Writing Design Plans

Exception: Contracts get full specification. When a component exposes an interface that other systems depend on, specify the contract fully:

• API endpoints with request/response shapes
• Inter-service interfaces (types, method signatures)
• Database schemas that other systems read
• Message formats for queues/events

Contracts can include code blocks showing types and interfaces. This is different from implementation code — contracts define boundaries, not behavior.

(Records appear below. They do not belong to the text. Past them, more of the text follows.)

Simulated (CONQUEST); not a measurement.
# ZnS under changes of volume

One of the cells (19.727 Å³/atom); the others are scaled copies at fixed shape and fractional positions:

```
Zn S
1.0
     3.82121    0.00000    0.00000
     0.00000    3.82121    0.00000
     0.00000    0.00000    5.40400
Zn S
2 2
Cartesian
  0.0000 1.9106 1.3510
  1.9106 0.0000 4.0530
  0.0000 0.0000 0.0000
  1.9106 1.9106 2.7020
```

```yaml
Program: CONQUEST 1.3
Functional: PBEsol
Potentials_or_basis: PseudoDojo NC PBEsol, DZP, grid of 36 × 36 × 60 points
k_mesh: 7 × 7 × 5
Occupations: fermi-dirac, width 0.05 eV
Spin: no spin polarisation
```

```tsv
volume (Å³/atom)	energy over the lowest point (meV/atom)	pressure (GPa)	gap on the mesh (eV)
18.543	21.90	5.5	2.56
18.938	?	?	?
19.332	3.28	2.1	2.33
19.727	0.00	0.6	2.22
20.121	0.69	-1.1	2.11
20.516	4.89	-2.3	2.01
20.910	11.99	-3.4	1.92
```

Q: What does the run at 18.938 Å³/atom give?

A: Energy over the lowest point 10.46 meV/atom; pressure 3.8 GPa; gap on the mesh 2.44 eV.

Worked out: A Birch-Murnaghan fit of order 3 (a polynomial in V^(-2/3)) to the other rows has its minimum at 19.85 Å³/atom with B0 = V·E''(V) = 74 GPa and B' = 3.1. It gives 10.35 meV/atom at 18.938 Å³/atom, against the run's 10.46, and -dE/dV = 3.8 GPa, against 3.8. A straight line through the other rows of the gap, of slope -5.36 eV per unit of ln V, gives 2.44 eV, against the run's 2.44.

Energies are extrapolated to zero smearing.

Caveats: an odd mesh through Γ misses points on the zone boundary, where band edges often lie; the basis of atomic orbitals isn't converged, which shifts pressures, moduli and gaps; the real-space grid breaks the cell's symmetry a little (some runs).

Example — Contract specification (OK):

interface TokenService {
  generate(claims: TokenClaims): Promise<string>;
  validate(token: string): Promise<TokenClaims | null>;
}

interface TokenClaims {
  sub: string;      // service identifier
  aud: string[];    // allowed audiences
  exp: number;      // expiration timestamp
}

Example — Implementation code (NOT OK for design plans):

async function generate(claims: TokenClaims): Promise<string> {
  const payload = { ...claims, iat: Date.now() };
  return jwt.sign(payload, config.secret, { algorithm: 'RS256' });
}

The first defines what the boundary looks like. The second implements behavior — that belongs in implementation plans.

File Location and Naming

File location: docs/design-plans/YYYY-MM-DD-<topic>.md

The file is created by starting-a-design-plan Phase 3. This skill appends to that file.

Expected naming convention:

• Good: docs/design-plans/2025-01-18-oauth2-svc-authn.md
• Good: docs/design-plans/2025-01-18-user-prof-redesign.md
• Bad: docs/design-plans/design.md
• Bad: docs/design-plans/new-feature.md

Document Structure

The design document already exists from Phase 3 of starting-a-design-plan with this structure:

# [Feature Name] Design

## Summary
<!-- TO BE GENERATED after body is written -->

## Definition of Done
[Already written - confirmed in Phase 3]

## Acceptance Criteria
<!-- TO BE GENERATED and validated before glossary -->

## Glossary
<!-- TO BE GENERATED after body is written -->

This skill appends the body sections:

## Architecture
[Approach selected in brainstorming Phase 2]

[Key components and how they interact]

[Data flow and system boundaries]

## Existing Patterns
[Document codebase patterns discovered by investigator that this design follows]

[If introducing new patterns, explain why and note divergence from existing code]

[If no existing patterns found, state that explicitly]

## Implementation Phases

Break implementation into discrete phases (<=8 recommended).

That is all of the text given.